Long-lost home of Northumbrian Abbess found in Scotland

Aebbe (AD 615-668) was instrumental in the early spread of Christianity along the north east coast of Britain, and an example of a powerful Anglo Saxon woman who helped shape British history. Born a pagan princess, she became an abbess, established a monastery at Coldingham, and was later made a saint. For decades, archaeologists have tried to locate her monastery at Coldingham, which was destroyed by Viking raiders in AD 870.

Now, excavations led by DigVentures have found traces of a vast, but narrow circular ditch, which is likely to be the ‘vallum’, the boundary surrounding Aebbe’s religious settlement.

“The section of boundary ditch we found links up with two other ditch sections, and together they seem to encircle Coldingham Priory, meaning that the heart of Aebbe’s monastery is somewhere underneath it,” said Manda Forster from DigVentures.
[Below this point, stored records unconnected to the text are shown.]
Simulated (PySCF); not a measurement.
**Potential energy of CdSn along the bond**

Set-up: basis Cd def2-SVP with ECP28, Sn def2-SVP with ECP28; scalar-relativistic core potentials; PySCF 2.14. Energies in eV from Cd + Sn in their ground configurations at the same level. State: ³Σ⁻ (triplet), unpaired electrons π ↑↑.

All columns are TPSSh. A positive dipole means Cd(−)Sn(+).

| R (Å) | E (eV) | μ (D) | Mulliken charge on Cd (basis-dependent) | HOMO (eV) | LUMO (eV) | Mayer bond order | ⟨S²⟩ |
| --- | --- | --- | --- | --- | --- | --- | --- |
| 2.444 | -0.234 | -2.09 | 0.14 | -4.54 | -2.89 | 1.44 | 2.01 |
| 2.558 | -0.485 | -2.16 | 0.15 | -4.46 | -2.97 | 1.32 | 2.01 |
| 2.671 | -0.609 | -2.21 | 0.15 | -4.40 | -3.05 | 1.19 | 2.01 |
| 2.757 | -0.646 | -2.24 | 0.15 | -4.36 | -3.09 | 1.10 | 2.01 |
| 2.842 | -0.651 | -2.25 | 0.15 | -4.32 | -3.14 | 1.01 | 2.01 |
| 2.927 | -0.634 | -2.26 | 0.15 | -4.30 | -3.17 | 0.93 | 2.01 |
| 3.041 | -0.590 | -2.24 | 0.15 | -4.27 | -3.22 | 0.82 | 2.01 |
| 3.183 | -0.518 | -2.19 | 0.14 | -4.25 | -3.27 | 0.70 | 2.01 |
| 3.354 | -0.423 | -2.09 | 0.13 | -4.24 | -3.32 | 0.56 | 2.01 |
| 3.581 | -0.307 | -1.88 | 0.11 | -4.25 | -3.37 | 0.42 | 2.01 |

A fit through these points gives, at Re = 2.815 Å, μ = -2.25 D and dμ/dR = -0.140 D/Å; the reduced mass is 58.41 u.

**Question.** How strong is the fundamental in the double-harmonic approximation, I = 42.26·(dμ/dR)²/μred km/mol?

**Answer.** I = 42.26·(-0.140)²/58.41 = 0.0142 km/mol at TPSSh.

In the area just outside the boundary, where small-scale industries like metalworking or pottery production would usually have taken place, the team also uncovered a huge pile of butchered animal bones which radiocarbon dating has just confirmed date to AD 660 – 860.

“This is pretty much exactly when Aebbe’s monastery was in existence. Originally built around AD 640, it is said to have burned down shortly after her death, but was then rebuilt and thrived until it was destroyed once again by Viking raiders 200 years later” she added.

Previous attempts to find Aebbe’s monastery had followed traditional claims that it was probably on the headland, at a cliff-top location overlooking the sea, but no hard evidence consistent with an extensive, wealthy Anglo-Saxon monastery was ever found. This time, archaeologists looked further inland, to where Coldingham Priory is now located.

“We based our search on a geophysical survey which revealed the outlines of several possible archaeological features, plus a series of individual finds including fragments of an Anglo Saxon belt fitting and sculpture, all of which seemed to centre on the later medieval priory in the heart of the village – and it makes sense that the later Benedictine monastery was built on the site of its Anglo Saxon predecessor!” she said.

It wouldn’t have been possible to dig the whole site, so the team drew up a shortlist and took the bold step of asking their followers to help narrow down the choices. Nearly 700 people pored over maps and descriptions before giving their vote.

“We collaborated with the public on choosing where to dig, and they made a very smart decision, shunning some of the more glamorous suggestions we put forward in favour of a big, dark splodge on the map. We might not have excavated that particular spot if it hadn’t been their top choice, but it turned out that this is where we found the material that allowed us to get a very secure radiocarbon date” she said.

In total, the team excavated four different trenches, balancing the public’s choice with their own expertise.

“It is brilliant to finally be able to announce that we’ve found Aebbe’s monastery, and to confirm that part of it is probably underneath Coldingham Priory. Aebbe is an extraordinary figure – an example of a powerful Anglo Saxon woman who played a big part in establishing Christianity in the region during the 7th century. Now that we’ve got evidence to pinpoint exactly where her monastery was, we can help bring her story back to life,” she added.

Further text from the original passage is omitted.